Tuesday 3 April 2007

Plugins and engines and gems, oh my!

So I was talking to friend of mine about what I was doing and how a gem was too heavy for what I wanted. He pointed out that I should consider doing it as an engine instead of a plugin.

What's the difference between a plugin and an engine you ask?

I didn't know either... engines seem to be the forgotten children of Rails in all the current plugin-love that's going around (not knocking it - I like plugins too).

Anyway, it turns out that an engine is a plugin - with some differences. An engine requires that you install the "engines" plugin first - you can't just script/install the plugin itself. However, adding that engines plugin allows your own baby to do a hell of a lot more than your standard plugin-ly functions.

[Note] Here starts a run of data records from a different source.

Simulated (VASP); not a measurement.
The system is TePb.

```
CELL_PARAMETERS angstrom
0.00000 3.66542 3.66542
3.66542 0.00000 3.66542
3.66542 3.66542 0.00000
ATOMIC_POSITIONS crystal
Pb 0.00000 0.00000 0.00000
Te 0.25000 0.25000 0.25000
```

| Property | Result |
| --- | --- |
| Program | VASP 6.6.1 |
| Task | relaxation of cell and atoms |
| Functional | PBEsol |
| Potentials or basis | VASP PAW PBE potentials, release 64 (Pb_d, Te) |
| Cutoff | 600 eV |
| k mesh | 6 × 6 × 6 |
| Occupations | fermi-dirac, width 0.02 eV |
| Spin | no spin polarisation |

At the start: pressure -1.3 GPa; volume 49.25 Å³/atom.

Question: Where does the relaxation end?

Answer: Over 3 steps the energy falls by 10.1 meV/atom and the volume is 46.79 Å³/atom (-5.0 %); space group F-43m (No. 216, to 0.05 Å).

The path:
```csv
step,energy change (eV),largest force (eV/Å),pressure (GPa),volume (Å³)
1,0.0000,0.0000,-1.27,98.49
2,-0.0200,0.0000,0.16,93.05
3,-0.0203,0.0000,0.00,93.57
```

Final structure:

An engine is a complete, vertical slice of MVC. An ordinary plugin, by comparison, is generally a small chunk of functionality such as a helper library. Engines can have an /app/ directory structure identical to a full rails site. You can also add routes and migrations (with some user-tweaking required). This allows a fully encapsulated chunk of functionality (such as what I was proposing for my little blog).

Now, mephisto and typo are both gems. This is because they contain a huge amount of functionality (they well deserve their leading status in the Rails-blog field). They contain more functionality than what most people associate with a simple plugin... more than what people would associate with an engine (if people used engines more commonly) - so they are distributed as gems.

So, to sum up:

  • plugins are for small bundles of helpful code
  • engines are for encapsulated slices of vertical functionality and
  • gems are for complex, multi-functional systems.

So how do I make an engine?

The information on how to make an engine is a bit scattered about the web. There doesn't seem to be a whole lot out there in the way of tutorials (at least not compared to plugins).

Some of the info seems to be downright incorrect. The article that looked most promising was: the alterthoughts one, but it seems to be based on an old version of engine-construction that Just Doesn't Work. I couldn't get script/generate engine my_blog to give me anything but "can't find a generator for engine". This article is clearly built on an earlier version of both Rails and engines

The railsdoc on engines is fairly complete (though it's not a step-by-step tutorial). It turns out that you can just start out with a rails app - and turn it into an engine. Two things to remember:

Routes
Copy your engine's routes.rb into the root directory. Then instruct your users to add map.from_plugin :your_plugin into their routes.rb.
Migrations
If you have migrations, make sure they are numbered from 001. Then leave instructions for your user to run script/generate plugin_migration, then rake db:migrate.
Shared plugins
A blog needs to share the authentication plugin. But which authentication mechanism are you using? I could assume you're using the same as me (RESTful auth right?) but that's not likely. The best option is to write a wrapper library that allows people to override the functions with their own authentication system, if they choose.
Other plugins
If your plugin depends on other plugins there may be some duplication. I'm sure there must be a way that minimises double-loading of plugins eg if your plugin uses acts_as_taggable, and so does their site - maybe your install.rb could check for that and not bother installing it - but I think that may be over-optimisation.

I'm sure there must be a way to put all these tasks into "install.rb" - but I haven't had a chance to do that yet.

So, what have you done?

So I wrote a very tiny blog app (currently all is does are posts). It was enough to demonstrate the point for me while I figure out how to do the engine thing. I'm still playing with it in my spare time - but I probably won't get in installed until after the Easter long-weekend. At that point I'll also find somewhere to upload it so people can have a play with it.